NAT + Anycast == Love ?
After the offer for Anycast was posted here on LES, it got me thinking if this would be an interesting idea to implement into the NAT world?
I can see a positive thing about having numerous (cheap) locations around the globe, all accessible via anycast.
As NAT, a single setup adding the shared IPv4 would make it easy to maintain in that aspect.
I would like the community input on pros and cons, would you be interested in using Anycast?
Please, sit down in groups of three and discuss ....
Comments
Pro: for a low-end project, anycast can cost several times more than the VPS's themselves, which makes it pretty hard to justify. If you can share an anycast IP among a lot of people and have a reasonable traffic allowance due to bulk purchase, it could push the price to a viable point... depends what the price actually is.
Con: a big use for anycast is own DNS, and since that's UDP it's not playing nicely with NAT. A second issue is redundancy. Since people will not have control of the IP, you'd need to handle any failover for them. Potentially something annoying is if a single container fails but the host is still up, the anycast IP is pointing into a black hole for that container owner - perhaps some HAProxy magic needed too?
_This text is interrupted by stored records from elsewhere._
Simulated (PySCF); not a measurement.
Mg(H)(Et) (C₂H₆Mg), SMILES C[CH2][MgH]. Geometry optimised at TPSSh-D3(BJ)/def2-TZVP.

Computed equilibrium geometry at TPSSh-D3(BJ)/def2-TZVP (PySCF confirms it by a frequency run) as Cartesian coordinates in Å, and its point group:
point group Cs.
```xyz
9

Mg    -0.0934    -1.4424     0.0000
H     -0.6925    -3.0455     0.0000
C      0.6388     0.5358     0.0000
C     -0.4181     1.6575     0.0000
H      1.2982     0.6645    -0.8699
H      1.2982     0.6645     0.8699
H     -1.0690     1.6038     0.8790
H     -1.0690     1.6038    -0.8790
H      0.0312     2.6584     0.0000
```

Might it also bring some restrictions on location, i.e. for a single anycast IP, I guess the people on that IP would need the same pool of VPS locations? So the "pick any X locations" might not work so good.
But, if I could get a bundle of anycast-enabled VMs at a reasonable price increment, I would be very interested.
YES PLEASE
This would be awesome! I never considered that it might actually work.
Very interesting!
It's a cute idea but tetech's reservations are well taken, and also NAT services are frequent DDOS targets and generally low end enough (many many containers per hardware node) that trying to build high availability services from them seems a bit misguided.
As you say, the traffic is what will be the large portion of the cost for the service.
Really not sure on how to calculate this per customer. Yet....
One idea would be to only open up a couple of ports for the Anycast IP.
Example: only port 80&443 is open (using haproxy to forward to the vps itself).
This would require a container on each location added to the anycast service.
This would require that the user really knows how to setup their service to work on that many locations.
@tetech said:
Thats part of the reason I opened this thread, to get use cases where it would be useful.
Do you speak from experience?
I can’t say I that I’ve had that many occurances of DDoS during my years as a NAT provider.
I would say that the low resources makes them less of a target because there are no single large community running on a 128/256mb container.
I try to build all of my nodes with raid10 if hdd or at least mirrored ssd drives.
It has never been marketed as being top of the line, latest cpu type of service but it should be stable enough to run a small wiki/wordpress site.
And the cheap price makes it possible to have a failover in case of node issues.
https://clients.mrvm.net
For me the interesting anycast use cases are (a) custom/own DNS, (b) low-latency and/or geo-targeted HTTP(s), and (c) faster failover than DNS in the event a server goes down, and it also reduces the number of "premium DNS lookups" on some managed DNS plans.
This would be fine for the above-mentioned use cases, since DNS servers are not considered on a NAT service anyway. For host-level failures, I would assume you'd take care of removing the host from the list of anycast nodes so traffic goes to the next-closest.
From my (customer) perspective the main thing I'd like to know is how to handle container outages. Example scenario: I have some planned downtime on my US-West VPS due to re-imaging or upgrading the OS, so I don't want anycast traffic coming to that VPS because there is no HTTP server running. So there needs to be some way either for me to manually configure that, or your HAProxy is configured with multiple (lower-priority) backends pointing to other locations, US-East etc.
Yes, so the customer does lose some flexibility in choosing any X locations from your large list (to suit their target audience), and potentially has to buy/maintain more than they need. Not a major problem, but a consideration. Depending on cost (IP vs bandwidth) you could potentially offer a few IPs for "2 continent package", "3 continent package", "4 continent package".
ETA: Thank you for raising the idea, I'm pleased to have the discussion! I don't want to seem negative, just analytical.
I'd be interested in anycast IPv6, if you ever offer that! For all my services with you I only ever use the IPv6 address for inbound connections, I don't use the shared IPv4.